The Friese Foundation is proud to lend its support to the prestigious USC Marshall School of Business. Established in 1920, the Marshall School of Business is regularly named as one of the top business schools in the United States.

In its annual review of college and university programs, U.S. News & World Report listed the Marshall School of Business’ MBA program at #17. The Marshall School’s Online MBA program ranked even higher, at #5.

Recently, the Friese Foundation donated a generous amount to support Marshall’s MBA for Veterans (MBV) program. This program is designed to help veterans transition from service to their country to promising business careers in civilian life.

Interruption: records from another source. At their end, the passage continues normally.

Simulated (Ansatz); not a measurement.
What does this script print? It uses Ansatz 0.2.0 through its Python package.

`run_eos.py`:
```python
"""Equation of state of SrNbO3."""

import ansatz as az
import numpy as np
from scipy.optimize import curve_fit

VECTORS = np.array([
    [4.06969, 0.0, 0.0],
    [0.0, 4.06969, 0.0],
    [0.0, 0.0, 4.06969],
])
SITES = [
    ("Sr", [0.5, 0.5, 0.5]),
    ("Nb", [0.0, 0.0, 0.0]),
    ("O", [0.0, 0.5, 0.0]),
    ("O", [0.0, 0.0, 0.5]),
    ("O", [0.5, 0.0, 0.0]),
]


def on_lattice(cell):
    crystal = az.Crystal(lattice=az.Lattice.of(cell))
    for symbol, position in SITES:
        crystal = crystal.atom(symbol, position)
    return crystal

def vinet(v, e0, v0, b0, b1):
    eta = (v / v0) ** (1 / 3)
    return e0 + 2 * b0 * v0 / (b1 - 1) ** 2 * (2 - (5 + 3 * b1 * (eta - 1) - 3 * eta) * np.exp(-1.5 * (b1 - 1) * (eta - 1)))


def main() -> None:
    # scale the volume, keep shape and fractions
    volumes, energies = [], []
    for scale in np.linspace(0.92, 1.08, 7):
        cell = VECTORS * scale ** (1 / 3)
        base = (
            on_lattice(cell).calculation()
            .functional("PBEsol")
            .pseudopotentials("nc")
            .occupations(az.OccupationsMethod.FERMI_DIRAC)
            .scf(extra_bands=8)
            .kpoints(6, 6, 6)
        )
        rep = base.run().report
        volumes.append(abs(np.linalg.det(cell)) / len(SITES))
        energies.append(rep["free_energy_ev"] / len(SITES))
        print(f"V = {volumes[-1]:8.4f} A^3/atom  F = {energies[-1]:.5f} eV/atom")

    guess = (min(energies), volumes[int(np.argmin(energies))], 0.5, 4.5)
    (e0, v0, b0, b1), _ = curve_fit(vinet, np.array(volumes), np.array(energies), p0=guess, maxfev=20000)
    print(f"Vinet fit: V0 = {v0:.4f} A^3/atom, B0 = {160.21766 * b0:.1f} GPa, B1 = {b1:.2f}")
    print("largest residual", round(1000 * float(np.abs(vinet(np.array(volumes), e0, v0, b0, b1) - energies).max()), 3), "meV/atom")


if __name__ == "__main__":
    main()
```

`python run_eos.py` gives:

“It’s not just anyone who has the heart, passion, and philanthropic interests as does Mr. Friese,” stated Rachell Morrell, Associate Dean and Chief Development Officer at the Marshall School, in a letter of endorsement for the Friese Foundation.

“Mr. Friese is known for his accomplishments in business; however, supporting veterans is a philanthropic priority of Mr. Friese. As a self-made businessman, Donald Friese believes that each and every individual has a promise of a future, regardless of their background or financial status,” said Morrell.

About the Master of Business for Veterans Program

The Master of Business for Veterans (MBV) program is a fully accredited, specialized version of Marshall’s traditional MBA. However, the MBV program innovatively fills a critical educational niche: leveraging veterans’ leadership and management skills acquired in military service to meet academic requisites.

“We are a program that is specifically tailored for the transitioning military veteran, taking the military leadership and management experience and leveraging that by adding business language and business proficiencies,” said James Bogle, an Army veteran and the director of the MBV program at Marshall, in a press interview.

“It’s essentially transitioning from one professional culture – the military, which is rather distinct – to a brand-new professional culture, which is the civilian business world.”

The degree is available to military veterans, including both active duty and reserve personnel. 

The MBV is a two-semester, on-campus program that holds classes every other Friday and Saturday during the Spring and Fall semesters. The curriculum includes group activities, intensive class dialogues, practical exercises, and project-focused work.

The Marshall School’s respect for military veterans’ unique capabilities and background is evident when comparing the MBV and traditional MBA programs side-by-side. The most apparent distinction between the two is program duration.

Most MBA programs require at least two years, but the MBV program can be completed in two semesters. The MBV program is also much less expensive. At just over $58,000, the MBV more than halves the cost of a traditional MBA at many other highly ranked institutions.

The MBV program also distinguishes itself from other traditional graduate business programs in other ways. For instance, the curriculum calls for “minimal career” disruption, with just 20 on-campus sessions required per semester. Also, a significant portion of the classwork can be completed via distance learning.

The MBV program also stands out in its diversity, attracting veterans and other service members from many branches of the military and academic backgrounds.

In one 92-student cohort, 60 students had an undergraduate degree in a field other than business. The cohort group consisted of 40 Marines, 21 from the Army, 20 from the Air Force, and 11 from the Navy and Coast Guard.

A majority of the cohort, 66, had separated or retired from service. Nineteen active duty and seven reserve students were able to continue their education in the MBV program, even while fulfilling their service commitments.

About the Friese Foundation

Since its founding, the Friese Foundation has made giving back to military service members a top priority. Besides supporting the Marshall School’s MBV program, the foundation has continued to lend support to veterans’ organizations, including:

United Service Organizations (USO): For over 77 years, the USO has established itself as one of the preeminent military service member organizations. Its more than 30,000 volunteers continue to advance the USO mission “to provide morale, welfare and recreation-type services to service members and their families.”

National Veterans Foundation (NVF): Thanks to support from the Friese Foundation and other benefactors, the NVF can fulfill its vital mission as “A Lifeline for America’s Veterans.” The NVF helps to make good on one of the most sacred responsibilities of a nation to its veterans: assisting in times of crisis. The NVF fulfills this role by providing a toll-free, veteran-to-veteran crisis hotline and by operating outreach programs that provide clothing, food, transportation, employment, and other vital resources to veterans.